One of the joys of the internet is the fact I can be in two places at once.
Hopefully not so much in the creepy way displayed in the painting there.
For a few months now, on this blog I've been trying a rotation of theme days. Miscellaneous Monday, Well Written Wednesday, and Sci-Fi Friday. I fail about as often as I succeed. Ask any newspaper columnist ever about how not-simple repetitive content is.
But this week my themes line up, between this blog and The Art of Procrastination, so I'm cross posting. They will be as ships that pass in the night. Seriously, stop looking for ice-bergs, it'll be fine.

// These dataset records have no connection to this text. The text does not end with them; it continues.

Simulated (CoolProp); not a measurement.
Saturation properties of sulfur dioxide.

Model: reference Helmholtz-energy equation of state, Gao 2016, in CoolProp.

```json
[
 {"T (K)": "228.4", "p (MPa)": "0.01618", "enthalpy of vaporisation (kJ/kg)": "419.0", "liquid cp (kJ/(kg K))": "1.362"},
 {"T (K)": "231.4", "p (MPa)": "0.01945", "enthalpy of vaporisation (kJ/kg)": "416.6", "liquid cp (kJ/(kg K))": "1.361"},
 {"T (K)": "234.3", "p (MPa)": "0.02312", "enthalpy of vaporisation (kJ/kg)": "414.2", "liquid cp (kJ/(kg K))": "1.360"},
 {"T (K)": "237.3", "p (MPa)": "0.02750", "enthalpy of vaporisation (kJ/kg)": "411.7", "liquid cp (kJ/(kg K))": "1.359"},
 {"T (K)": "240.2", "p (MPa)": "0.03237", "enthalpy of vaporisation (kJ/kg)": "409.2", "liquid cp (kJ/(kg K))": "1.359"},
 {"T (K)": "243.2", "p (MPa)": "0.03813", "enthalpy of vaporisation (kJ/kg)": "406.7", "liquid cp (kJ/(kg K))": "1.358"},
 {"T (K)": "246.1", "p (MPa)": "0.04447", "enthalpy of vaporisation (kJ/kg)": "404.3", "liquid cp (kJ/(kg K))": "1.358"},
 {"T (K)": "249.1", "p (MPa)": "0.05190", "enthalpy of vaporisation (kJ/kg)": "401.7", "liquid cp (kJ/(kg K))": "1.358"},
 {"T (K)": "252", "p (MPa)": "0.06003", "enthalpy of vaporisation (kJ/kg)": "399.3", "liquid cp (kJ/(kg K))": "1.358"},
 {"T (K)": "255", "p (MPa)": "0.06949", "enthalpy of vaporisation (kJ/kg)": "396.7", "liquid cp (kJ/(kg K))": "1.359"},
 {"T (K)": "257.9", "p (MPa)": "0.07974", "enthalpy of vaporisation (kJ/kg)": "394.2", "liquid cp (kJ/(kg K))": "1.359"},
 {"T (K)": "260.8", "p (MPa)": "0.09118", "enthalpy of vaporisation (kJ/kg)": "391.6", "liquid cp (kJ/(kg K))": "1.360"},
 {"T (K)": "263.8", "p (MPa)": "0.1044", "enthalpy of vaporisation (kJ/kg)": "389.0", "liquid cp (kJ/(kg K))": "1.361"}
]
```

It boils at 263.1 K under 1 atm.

Yes, alright. I'm being lazy and trying to write four blog posts this week instead of five. So what? Were you--amorphous internet people you--going to offer to write one of those for me?
Didn't think so.
Anyway, it's Wednesday and that means we talk about things that are well-written. Or not, as the case may be.
There's been a sudden increase of slush pile in my life lately. And I know what writers think and say about the dreaded Slush. Let me tell you about the Slush from the other side.
Golden Fleece Press isn't by any means my first experience with a slush-pile. I've had plenty of occasion in my life to read things that should never have seen the light of day. I once reviewed a romance novel that has forever become my yard-stick for fail on a level I can barely articulate. It was long, and awful, and shaped about eighty percent of my views on the usefulness of historical accuracy in entertainment.
There was another one that involved badly conceived time-travel and characters even biblical-level plague would have been too good an end for.
I once rather stupidly, in the annals of my life squiring writers, offered online assistance to literally anyone who wanted help with their novel plot. What followed was three hours of incomprehensible, werewolf-themed shenanigans I will never get back and I feel their absence keenly.
These are the worst cases. The hyperbole--great spaghetti monster in the sky do I wish it was--infused funnies. The truly bad. But we all have ideas that die on the vine, or that should die on the vine. Apparently there's a knack for learning which ones those are. I can sympathize with that, even if I'm doing it backwards and sideways over my rolled eyes because just why.
What I can't get, I refuse to get, are the misplaced submissions. Why would you relegate yourself to the slush needlessly? And also we said it was a journal for children. Have you met children? They're the little things we used to be before life taught us there were worse things than spinach and math homework. We wanted Bunnicula, not Pet Cemetery.
Alright. Rant over. Maybe later I'll spill into all the ways YA is the deadest vibrant market I've ever beheld.